A well is shaft that has been dug to access underground water, generally for the purpose of consumption. This water comes from a layer called the aquifer, which is made of water bearing sand, rock, or other material that filters the water.
An aquifer can be defined as a "saturated, permeable geologic unit that is capable of yielding economically significant quantities of water to wells and/or springs" ("The Compendium of Hydrogeology", Porges, Robert E., Hammer, Matthew J., 2001). Aquifers can be diverse geologic units, such as unconsolidated mixtures of sands and gravels, fractured bedrock, and weathered limestone. Water enters these aquifers via a process termed "recharge", which can come from rainfall, flow from streams and rivers, and in some cases leakage from overlying aquifers.

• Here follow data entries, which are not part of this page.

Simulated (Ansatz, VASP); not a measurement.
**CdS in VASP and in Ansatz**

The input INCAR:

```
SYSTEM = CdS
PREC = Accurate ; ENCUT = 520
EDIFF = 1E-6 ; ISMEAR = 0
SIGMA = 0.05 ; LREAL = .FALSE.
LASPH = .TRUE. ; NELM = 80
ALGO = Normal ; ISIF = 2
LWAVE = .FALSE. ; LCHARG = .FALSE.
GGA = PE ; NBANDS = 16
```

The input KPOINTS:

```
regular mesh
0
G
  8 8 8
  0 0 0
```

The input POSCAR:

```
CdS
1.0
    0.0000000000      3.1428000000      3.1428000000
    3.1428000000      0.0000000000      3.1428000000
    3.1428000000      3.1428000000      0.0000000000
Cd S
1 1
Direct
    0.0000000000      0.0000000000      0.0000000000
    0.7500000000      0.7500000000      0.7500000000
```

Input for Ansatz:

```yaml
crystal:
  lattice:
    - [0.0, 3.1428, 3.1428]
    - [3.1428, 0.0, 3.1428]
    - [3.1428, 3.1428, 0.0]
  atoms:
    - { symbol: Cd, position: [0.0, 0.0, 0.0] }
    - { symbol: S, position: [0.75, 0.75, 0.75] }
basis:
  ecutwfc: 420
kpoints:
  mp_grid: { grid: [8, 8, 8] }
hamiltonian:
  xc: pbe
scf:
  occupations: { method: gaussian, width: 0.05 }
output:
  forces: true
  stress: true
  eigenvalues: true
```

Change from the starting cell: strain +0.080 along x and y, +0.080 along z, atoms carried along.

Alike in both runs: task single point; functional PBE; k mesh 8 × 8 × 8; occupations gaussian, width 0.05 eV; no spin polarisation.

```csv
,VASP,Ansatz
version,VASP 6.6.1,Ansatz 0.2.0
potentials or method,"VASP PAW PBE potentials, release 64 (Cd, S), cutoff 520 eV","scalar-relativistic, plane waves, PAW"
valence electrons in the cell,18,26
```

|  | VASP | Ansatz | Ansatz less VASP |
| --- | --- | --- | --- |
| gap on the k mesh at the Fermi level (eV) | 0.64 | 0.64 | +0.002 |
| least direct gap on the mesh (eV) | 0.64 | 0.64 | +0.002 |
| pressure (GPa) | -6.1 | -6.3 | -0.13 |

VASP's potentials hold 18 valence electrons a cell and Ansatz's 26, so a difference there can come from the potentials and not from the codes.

With respect to self-sufficiency, most "do it yourself" wells tap into shallow, unconsolidated sand and gravel aquifers. This is a benefit to self-sufficiency, but consideration should be give to the proximity of the well to septic tanks and leach fields, surface water bodies (e.g. rivers and ponds), and other potential sources of pollution.
Drilling a Well
A well is "dug, bored, or drilled excavation, or driven shaft, typically cylindrical, with the purpose of observing or withdrawing water from an aquifer or for injection of fluids below the ground" ("The Compendium of Hydrogeology", Porges, Robert E., Hammer, Matthew J., 2001.).
Most residential wells are constructed using low carbon steel (i.e. mild steel) or polyvinyl chloride (PVC). An "open bottom" well is un-perforated pipe, driven to a certain depth, allowing water to flow up into the pipe, known as well casing. Sometimes the well casing is perforated after it is driven or drilled into place, to allow more water into the well. The perforations are usually placed opposite aquifers that will yield water to the well, ideally. As wells become more sophisticated, the well casing is mated with pre-perforated well casing or well screen. This is engineered to allow more water into the well, while lending a degree of control to reduce the presence of sand in the pumped water.
Well diameters vary from 4 inches upwards, and will control the diameter (and therefore the flow rate) of the pump that can fit in the well. Most residential wells, yielding between 5 and 100 gallons per minute, will range from 4 to 10 inches in diameter.
Do it yourself wells often use PVC and steel well points, which are short sections of small diameter metal well screen, to allow water in and reduce the amount of sand entering the well.